UltraFastBERT-1x11-long

Property	Value
Parameter Count	189M
License	MIT
Paper	arXiv:2311.10770
Tensor Type	F32
Training Data	EleutherAI/pile

What is UltraFastBERT-1x11-long?

UltraFastBERT-1x11-long is a groundbreaking BERT variant that achieves remarkable efficiency by using only 0.3% of its neurons during inference while maintaining performance comparable to traditional BERT models. The model selectively engages just 12 out of 4095 neurons for each layer inference, implementing fast feedforward networks (FFFs) instead of traditional feedforward layers.

Implementation Details

The model introduces a novel approach to neural network efficiency, achieving a 78x speedup on CPU over optimized baseline feedforward implementation. It utilizes fast feedforward networks (FFFs) and demonstrates a 40x speedup over equivalent batched feedforward inference in PyTorch implementation.
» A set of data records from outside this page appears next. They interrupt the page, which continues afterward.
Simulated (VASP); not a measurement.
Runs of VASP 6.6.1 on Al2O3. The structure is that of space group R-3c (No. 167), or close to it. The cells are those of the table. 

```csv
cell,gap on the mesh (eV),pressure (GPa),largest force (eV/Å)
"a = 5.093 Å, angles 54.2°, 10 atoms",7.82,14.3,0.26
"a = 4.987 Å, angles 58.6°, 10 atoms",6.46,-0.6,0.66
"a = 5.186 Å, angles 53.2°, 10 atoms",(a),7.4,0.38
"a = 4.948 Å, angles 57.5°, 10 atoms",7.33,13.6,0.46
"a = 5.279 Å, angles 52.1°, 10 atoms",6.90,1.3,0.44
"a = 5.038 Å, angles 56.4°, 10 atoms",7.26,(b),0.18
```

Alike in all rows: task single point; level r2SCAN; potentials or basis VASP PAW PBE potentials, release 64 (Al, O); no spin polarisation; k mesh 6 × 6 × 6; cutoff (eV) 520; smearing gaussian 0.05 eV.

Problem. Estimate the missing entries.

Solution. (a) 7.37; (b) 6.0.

Pretrained on EleutherAI/pile dataset
Implements selective neuron engagement mechanism
Achieves 83.0% average score on GLUE benchmark tasks
Uses MIT license for open development

Core Capabilities

Masked Language Modeling
Efficient inference with minimal computational resources
Strong performance on GLUE tasks (MNLI, QQP, QNLI, SST-2, STS-B, MRPC, RTE)
Compatible with standard transformer libraries

Frequently Asked Questions

Q: What makes this model unique?

The model's ability to use only 0.3% of its neurons during inference while maintaining BERT-level performance makes it unique. It achieves this through innovative fast feedforward networks, resulting in significant speed improvements.

Q: What are the recommended use cases?

The model is primarily intended for research purposes and fine-tuning on downstream tasks like GLUE. However, it's important to note that this is a raw pretraining checkpoint and is currently untested and unfit for deployment in production environments.